What’s unclear is what counts as a legitimate copy.
Lowndes Jordan internet law partner Rick Shera says our copyright law allows parallel imports of physical goods, so should also apply to importing legitimately purchased digital goods such as films and music.
“We use the government-owned NZ Post’s YouShop facility to get around physical shipping restrictions, so this is no different,” Shera says.
“Geo-unblocking is one of those grey areas, sure. But it makes complete sense and I’d say it is covered by the parallel import exception in the Copyright Act for someone to be able to pay a US subscription and then use technology to import into New Zealand the content covered by that subscription.”
Streaming platforms, such as Netflix, have country-by-country deals with copyright owners so it makes accessing certain content from the “wrong country” a breach of its terms and conditions. This means it can, in theory, cancel your account if you break its rules.

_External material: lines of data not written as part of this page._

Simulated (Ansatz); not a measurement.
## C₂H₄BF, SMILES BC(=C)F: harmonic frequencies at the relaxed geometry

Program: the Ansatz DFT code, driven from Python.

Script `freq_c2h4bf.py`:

“There are risks, but I’m not aware of Netflix, for example, taking action against users,” Shera says.
Geo-unblocking will be debated in the government’s review of the Copyright Act this year.
Accessing overseas services, such as Hulu, HBO Now, and BBC iPlayer is simple:
Subscribe to a VPN or Smart DNS service such as NordVPN, Express VPN or Tunnel Bear.
Follow the instructions to use the VPN on your devices.
Many international services require an international credit card or address. If this is the case, check if you can pay via a third party, such as Apple or Roku, and use a personalised address from an international package-forwarding company.
Note: This is how to access legal streaming services, not pirate services. Websites or set-top boxes that offer free access to paid content are illegal and Consumer NZ does not condone their use.
In a data centre in Auckland, sitting in a server rack, is a red box. Inside this box are thousands of movies and TV shows ready to stream to your home. This is Netflix.
And it’s not the only box. Google is here too, and so is Facebook. The boxes themselves are actually servers, part of a wider system known as a CDN (content delivery network). CDNs are how most large streaming services distribute their content around the country.
But why does a company like Netflix need a distributed network of servers all carrying the same content? The answer is traffic and distance.
An estimated 60 to 80% of internet traffic is video. Netflix is the largest contributor, with roughly 40% of the video traffic, followed closely by YouTube. Facebook is a big player in video as well and has launched Facebook Watch (currently US-only), an on-demand video service with original content and live shows.
The amount of content and rising demand are increasing data usage on the network – according to Chorus, internet traffic is doubling every year. Adding to that is the increasing quality, and hence larger size, of that content (4K, HDR, high frame rate).
“When Netflix launched in New Zealand in 2015, we saw a big surge of traffic,” Kurt Rodgers, Chorus network strategy manager, says. “Now imagine how big a surge it’ll be with all the current [terrestrial] channels going online.” It’s his job to predict what’s needed to keep the network congestion-free.
“We benchmark to the busiest 5-minute period of the day, which is roughly 9pm, when everyone is watching TV.”
By “TV”, Rodgers means streaming video from various sources. “The network needs to handle a household running 5 different streams, with at least one in 4K, without a hitch.”
A high-speed “fat” pipe from Christchurch to Auckland helps, but no matter the speed, the further you are physically from a piece of content, the longer it takes to load. There’s no getting around that. The term for this delay is latency and it’s the bane of streaming media, especially live video.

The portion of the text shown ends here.